That is the best photo ever!

even though I have no clue who Morriseey is.

emmysuh said...

You level of dedication is heart-warming -- the album cover made my day. The expressions are spot on. Even the Boxer Beast's.

Dan said...

That picture is genius.

Cloven Hoof said...

> I haven't a clue who Morrissey
> is, or what he does

He's a ventriloquist. You can tell that from the bottom picture.

He was a hit in t'pubs 'n clubs of Manchester, back in t'day.

Print Wall Stickers said...

I had fun reading your post. Nice blog!

J-Money said...

Sez: Trying to pick my favorite Smiths song would be like trying to decide which is my #1 internal organ. Although I’m partial to “Heaven Knows I’m Miserable Now”, “Work is a Four Letter Word”, and my spleen.

GYL: I’m still trying to decide whether he would’ve looked more dignified if I’d put him in a diaper.

Cloven Hoof: Actually, he sounded fantastic and danced and pranced all over the stage for 21 songs. Rumors of his death were greatly exaggerated.

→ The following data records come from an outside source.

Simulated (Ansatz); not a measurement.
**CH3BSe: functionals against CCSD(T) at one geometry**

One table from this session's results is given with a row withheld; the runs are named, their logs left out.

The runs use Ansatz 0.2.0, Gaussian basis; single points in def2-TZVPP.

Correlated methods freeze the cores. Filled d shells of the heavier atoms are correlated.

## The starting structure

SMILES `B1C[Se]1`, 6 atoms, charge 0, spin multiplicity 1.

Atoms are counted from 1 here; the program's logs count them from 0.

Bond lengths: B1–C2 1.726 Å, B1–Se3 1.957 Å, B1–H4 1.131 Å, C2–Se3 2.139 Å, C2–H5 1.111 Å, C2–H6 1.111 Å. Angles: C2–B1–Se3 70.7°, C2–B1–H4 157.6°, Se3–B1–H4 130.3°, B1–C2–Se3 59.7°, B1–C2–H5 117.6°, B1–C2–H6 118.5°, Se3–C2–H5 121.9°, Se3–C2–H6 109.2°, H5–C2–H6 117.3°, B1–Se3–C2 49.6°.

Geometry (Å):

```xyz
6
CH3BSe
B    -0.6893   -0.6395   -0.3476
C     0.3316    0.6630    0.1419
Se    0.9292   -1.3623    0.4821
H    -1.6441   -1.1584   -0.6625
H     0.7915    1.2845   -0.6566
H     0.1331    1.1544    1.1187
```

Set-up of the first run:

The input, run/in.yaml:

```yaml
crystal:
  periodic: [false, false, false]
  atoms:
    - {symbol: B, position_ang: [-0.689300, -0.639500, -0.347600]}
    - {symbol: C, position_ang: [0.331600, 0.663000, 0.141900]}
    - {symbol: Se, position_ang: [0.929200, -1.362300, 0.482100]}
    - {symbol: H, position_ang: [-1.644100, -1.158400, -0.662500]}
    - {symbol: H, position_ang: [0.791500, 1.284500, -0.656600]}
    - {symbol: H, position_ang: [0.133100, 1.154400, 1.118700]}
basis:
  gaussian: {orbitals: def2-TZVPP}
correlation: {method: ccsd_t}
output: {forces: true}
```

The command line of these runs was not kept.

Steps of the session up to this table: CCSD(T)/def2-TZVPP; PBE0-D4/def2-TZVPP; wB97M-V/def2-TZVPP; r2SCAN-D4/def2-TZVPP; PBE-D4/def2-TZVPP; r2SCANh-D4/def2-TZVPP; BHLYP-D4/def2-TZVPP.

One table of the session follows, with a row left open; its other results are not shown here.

Robbie: He was terrified, actually, if only because he weighs 50 pounds and I was trying to carry him like he was the most recent issue of Sports Illustrated.

Stevelknievel: Thanks for the update… I think he’s still with the Double M, just not touring with them in the US this time. Google is our friend.

Lainey: I love that you recognize his dainty paws…despite staring at it in Photoshop for half an hour, I didn’t even notice. Well played!

The Imaginary Reviewer: You, sir, are a sweetheart. Although to be fair, Robyn Hitchcock still edges Moz for the title of My Favorite Singer, but he’s a close second. Very close. Close enough to climb on Robyn’s back.

Hot Librarian: If you still lived in that part of the state, WE COULD HAVE GONE TOGETHER, standing open mouthed for two hours until everyone onstage and around us started to wonder if we had a chromosomal abnormality.

andyhannon: I’m not sure where you live but he’s cruising the US for another month, then doing a big chunk of the UK & Europe after that. I’m so insanely relieved he didn’t cancel…and obviously can’t wait to see him again.

amindinmotown: You’re too kind. I’ll be lucky to sell A dozen, let alone many dozens.

Anonymous: Get thee to a Wikipedia to search for Morrissey. His life story is basically: Born > Found The Smiths, sing, and write brilliant songs > The Smiths break up > Continue singing & writing brilliant songs except for Malajusted which kind of sucked > Come to Durham and let me fawn over him, all while watching helplessly as he rips off two of his shirts and also smells delightful.

notsojenny: Rather than shun them, I’ll just educate them (See above).

*Akilah Sakai* I’m thinking of framing it and giving it as a gift to, um, pretty much everyone.

christina: We would so be friends. Assuming that you aren’t the victim of an unfortunate deep frying after tonguing your computer screen.

Bethie: I think so too. Daps.

Mike: No, they were beside me. And sometimes using my left shoulder as a catapult to propel themselves onstage…which I TOTALLY would’ve done if I hadn’t been wearing heels.

KatieSaysSo: Google is your friend, dear Katie. Search him. Download some songs. And let me know if you love ‘em.

emmysuh: I’m so glad you consider it “dedication” and not “batshit insanity”. Thank you.

Dan: Muchas gracias. I tip my Diet Coke to you.

Cloven Hoof: I like you more with every comment you leave.

Print Wall Stickers: Um. Thanks. Bummer of a name though, bud.

Scott said...

That's a great picture. Your boobs look GOOD!

ms. pixie riot said...

I just found your blog through a random link, and hello! You're hilariously funny and talk about things that I like, like Morrissey ripping his shirt off. Anyhow, I think I'll stay a while!